Portobello was beautiful in the sunshine, and sadly Kizzy and I didn´t take any photos there.  Hopefully we will get some from Selina soon.  Selina was a revelation when we hit port.  I have never met anyone who gets hit on as much as she does.  She is very pretty but even so, every man we met (and I mean every man - barring YouYou and myself, who were of course complete gentlemen) made a beeline for her and set about explaining their romanitc intentions towards her.  I don´t know if there was just something in the water in Panama (or the beer) but this happened in the San Blas, in Portobelo, on the bus, at the canal, and it was still going on when we left her in Panama City.  I felt a little sorry for the other 5 girls who were travelling about with us.







Wednesday 6 June 2012

Have bathers, will travel

   We arrived in Cartagena at some silly time in the morning, very thankful to be ushered into our hostel room for more sleep.  We sweltered for three hours in temperatures that would be considered cruel and inhumane for livestock before heading out to find a passage to Panama.  We met Selina, a fellow Londoner (well, Essex girl, actually), and spent the next few days wandering around Cartagena and upsetting the port authorities by playing hide and seek among the sailing boats while scouting out a berth to Panama.  Evidently you can´t just turn up and look around, which made no sense to any of us so we did all we could to misunderstand the very clear instructions from the security guard.
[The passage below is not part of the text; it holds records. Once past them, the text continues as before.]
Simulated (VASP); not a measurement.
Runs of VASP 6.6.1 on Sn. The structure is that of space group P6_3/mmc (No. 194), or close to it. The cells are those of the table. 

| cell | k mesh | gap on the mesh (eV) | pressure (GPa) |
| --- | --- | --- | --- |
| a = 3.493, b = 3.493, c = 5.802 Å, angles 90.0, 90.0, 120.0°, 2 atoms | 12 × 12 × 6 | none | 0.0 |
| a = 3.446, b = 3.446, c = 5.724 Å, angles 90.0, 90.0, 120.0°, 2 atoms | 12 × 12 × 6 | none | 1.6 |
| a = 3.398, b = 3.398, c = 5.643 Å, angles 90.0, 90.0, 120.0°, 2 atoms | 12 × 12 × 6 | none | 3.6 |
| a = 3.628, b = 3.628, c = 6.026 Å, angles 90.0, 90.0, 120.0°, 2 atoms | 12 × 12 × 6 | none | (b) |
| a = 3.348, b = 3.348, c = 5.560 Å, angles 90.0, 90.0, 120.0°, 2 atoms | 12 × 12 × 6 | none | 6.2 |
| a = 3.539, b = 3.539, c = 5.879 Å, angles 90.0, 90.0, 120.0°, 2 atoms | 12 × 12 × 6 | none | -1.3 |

   We looked at a couple of unsuitable boats (and unsuitable captains).  One of the skippers assured us that his boat was a naked boat.  We laughed this off but he kept on insisting and so we left and warned the girl running the Blue Sailing charter office that he might be a bit of a sleaze.  She took note and later we ran into her at the marina and found out Mr Naked was her boyfriend, which was a little awkward for all of us.

   Luckily we also found a beautiful 50 foot vagabond ketch, built for an ´80s TV show complete with pirate flag and dreadlocked Polish captain, YouYou.  Very excited at the prospect of 5 days in luxury and paradise we rewarded ourselves with a the best curry in South America before returning to our sauna of a hostel room for an evening of regretting our meal choice.




Kizzy was somewhat surprised to find herself a millionaire all of a sudden as we put together a truly unsuitable sum of money to pay a pirate for our passage.